Students from the Riverhead Charter School spent their Saturday morning cleaning Iron Pier beach in Northville with the help of some slightly older students from Stony Brook University.
Emily Markowitz, the president of the Undergraduate Students Club at Stony Brook, said “all the cool clubs were doing outreach programs, so I thought it was time we started doing one.”
She sent a notice to her department head, who in turn notified all the faculty. Dr. Konstantine Rountos, a post-doctoral associate at Stony Brook, was one of those faculty members, and he mentioned it to his wife, Muriel, who happens to be a teacher at the Riverhead Charter School.
Voila! An outreach program is born!
“We gave a presentation last week to the students in the Riverhead Charter School about marine plastics and the problems they cause,” Ms. Markowitz said. “It’s huge.”
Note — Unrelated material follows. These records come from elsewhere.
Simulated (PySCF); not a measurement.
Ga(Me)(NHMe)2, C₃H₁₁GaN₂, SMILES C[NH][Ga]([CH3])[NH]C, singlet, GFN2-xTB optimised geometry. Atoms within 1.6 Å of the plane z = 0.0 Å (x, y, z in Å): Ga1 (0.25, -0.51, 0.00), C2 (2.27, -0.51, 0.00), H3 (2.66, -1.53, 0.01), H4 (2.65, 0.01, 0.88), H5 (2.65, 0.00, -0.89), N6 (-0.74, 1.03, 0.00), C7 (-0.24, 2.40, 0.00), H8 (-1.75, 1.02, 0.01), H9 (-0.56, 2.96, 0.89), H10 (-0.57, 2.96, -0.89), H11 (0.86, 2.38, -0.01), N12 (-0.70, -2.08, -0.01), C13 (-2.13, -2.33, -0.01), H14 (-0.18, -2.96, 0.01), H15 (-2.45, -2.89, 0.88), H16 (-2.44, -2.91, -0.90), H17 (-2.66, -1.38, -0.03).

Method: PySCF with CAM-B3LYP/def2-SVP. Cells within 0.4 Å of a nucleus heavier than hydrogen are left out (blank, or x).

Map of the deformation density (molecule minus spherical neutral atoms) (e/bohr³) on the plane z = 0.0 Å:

The kids filled about 10 plastic garbage bags with stuff they picked off the beach, such as cigarettes, plastic bottles and bottle caps, straws, frisbees, even lobster trap tags, which are plastic. They also kept a log of what they found.
Last week, for Earth Day, those kids, working with Stony Brook students and a non-profit group calls Coastal Stewards, took garbage from home and from beach cleanups and made them into “plastic trash art,” Ms. Markowitz said.
“One group made a T-Rex that had a baseball for a head and a Slurpee Cup for a body,” she said.
“We wanted to involve kids in a local beach cleanup,” said Ms. Rountos. “I think it’s important that kids help keep the beaches of their own community clean.”
The Charter School has students from kindergarten through eighth grade.
“I learned that it’s bad to litter,” said fifth-grader Rami Lawson. “I saw some dead birds on the beach today and I figured they might have died from thinking that the trash people litter the beach with was food.”
She said sea gulls often eat things left on the beach.
Third-grader Teandre Murray had similar experiences.
“We saw a lot of stuff on the beach,” she said.